If you’ve found our blog, chances are you’re helping a loved one prepare for retirement living or getting ready to make the transition yourself. A lifestyle change of any kind can be a long and complicated process, but retirement living has an extra set of considerations.
Once you’ve retired, planning for the future seems more immediate.
Whether you’re planning to move into a senior living community or enjoy retirement living at home, make sure that your golden years are free of worry about the future by having all the financial and legal documents in place to ensure that your plans are followed and your wishes are respected.
Writing a Will
Working with your attorney to draw up a will is one of the most practical first steps you can take in estate planning. Having a will in place ensures that your property and assets are handled the way you want them to be after you pass away.
Get the Basics Down.
Writing a will is an act of love for your family and friends, a way that you can help ease the pain of the loss they will feel. Your will is your final legacy, so make sure that you have the basics down so that your wishes are carried out.

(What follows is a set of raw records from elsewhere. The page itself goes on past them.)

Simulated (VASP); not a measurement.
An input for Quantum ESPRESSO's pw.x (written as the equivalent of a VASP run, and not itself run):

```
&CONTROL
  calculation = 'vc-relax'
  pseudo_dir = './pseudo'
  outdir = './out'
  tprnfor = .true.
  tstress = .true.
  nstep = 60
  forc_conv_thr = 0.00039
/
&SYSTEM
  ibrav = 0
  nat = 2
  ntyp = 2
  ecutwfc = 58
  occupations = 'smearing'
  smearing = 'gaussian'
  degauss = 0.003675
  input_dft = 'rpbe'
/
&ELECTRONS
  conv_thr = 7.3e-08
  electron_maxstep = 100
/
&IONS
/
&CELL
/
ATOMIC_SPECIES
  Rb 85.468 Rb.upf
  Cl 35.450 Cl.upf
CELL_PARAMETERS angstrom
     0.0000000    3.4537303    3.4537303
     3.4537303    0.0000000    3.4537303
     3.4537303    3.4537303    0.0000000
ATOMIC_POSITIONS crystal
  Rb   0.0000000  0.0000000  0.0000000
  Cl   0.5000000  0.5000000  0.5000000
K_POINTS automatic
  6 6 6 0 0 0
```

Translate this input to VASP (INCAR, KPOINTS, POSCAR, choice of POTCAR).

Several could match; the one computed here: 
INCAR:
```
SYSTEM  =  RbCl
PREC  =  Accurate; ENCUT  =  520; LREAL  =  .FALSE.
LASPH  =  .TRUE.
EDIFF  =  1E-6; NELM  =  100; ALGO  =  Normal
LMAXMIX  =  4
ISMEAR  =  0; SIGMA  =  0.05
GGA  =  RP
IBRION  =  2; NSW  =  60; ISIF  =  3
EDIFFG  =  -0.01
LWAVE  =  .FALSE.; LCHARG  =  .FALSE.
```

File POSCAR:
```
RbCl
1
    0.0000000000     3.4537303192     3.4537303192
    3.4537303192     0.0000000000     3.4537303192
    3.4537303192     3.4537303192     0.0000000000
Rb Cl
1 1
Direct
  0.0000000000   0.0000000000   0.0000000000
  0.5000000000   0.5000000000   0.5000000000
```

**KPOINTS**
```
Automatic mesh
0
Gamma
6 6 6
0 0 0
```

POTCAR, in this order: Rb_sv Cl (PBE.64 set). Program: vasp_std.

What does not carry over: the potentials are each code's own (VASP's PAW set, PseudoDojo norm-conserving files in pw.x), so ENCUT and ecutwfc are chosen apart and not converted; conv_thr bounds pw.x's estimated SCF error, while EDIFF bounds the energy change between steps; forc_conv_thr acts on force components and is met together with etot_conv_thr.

- Make sure your will is valid by writing it now, before your judgment or mental capacity can be questioned.
- Clearly state that the document is your will.
- Have your will signed by at least two witnesses or have it legally notarized to safeguard against any claims of fakery.
Naming an Executor.
Make sure that all of your instructions are followed by naming a trustworthy executor who will:
- Take inventory of all your property and belongings
- Appraise the value of your assets and ensure that they are distributed as you have stipulated.
- Pay any outstanding taxes and settle any debts that you may still owe.
Considering Drawing up a Living Will.
A living will gives you power over your own healthcare in the event that you experience a devastating and incapacitating illness or injury. It allows you to lay out guidelines for care that your family and healthcare team must follow even if you are not able to speak for yourself.
Add a Power of Attorney.
You might consider having your attorney draw up a Financial Power of Attorney that authorizes one of your children or a trusted friend to handle your financial affairs in the event that you are unable or no longer wish to do so yourself.
While the exact terms of a power of attorney will vary with each individual, there are a few items that every POA should include:
- The name of the individual, or “agent,” you would like to act on your behalf.
- A secondary representative who can take charge of you affairs should your primary agent be unavailable or otherwise unable to act on your behalf.
- A detailed description of the role and expectations of those agents, specifying any limitations or stipulations placed on the authority and powers being given.
- An account of the circumstances that will put the power of attorney into effect as well as any conditions that will negate that power.
Determine if You Need a Durable Power of Attorney.
A Financial Power of Attorney draws its power from your ability to give permission, so there are certain circumstances where a Durable Power of Attorney might be a better option.
- If you would like to ensure that your finances are well-managed no matter what happens.
- If you’re only planning to have the Power of Attorney come into effect when you’re incapacitated.
A Financial POA would lose its power in the event that you have stroke or begin to develop Alzheimer’s or dementia unless you specifically include a clause that stipulates the durability of the power of attorney. A Financial POA is only effective as long as you have the faculties to oversee your affairs.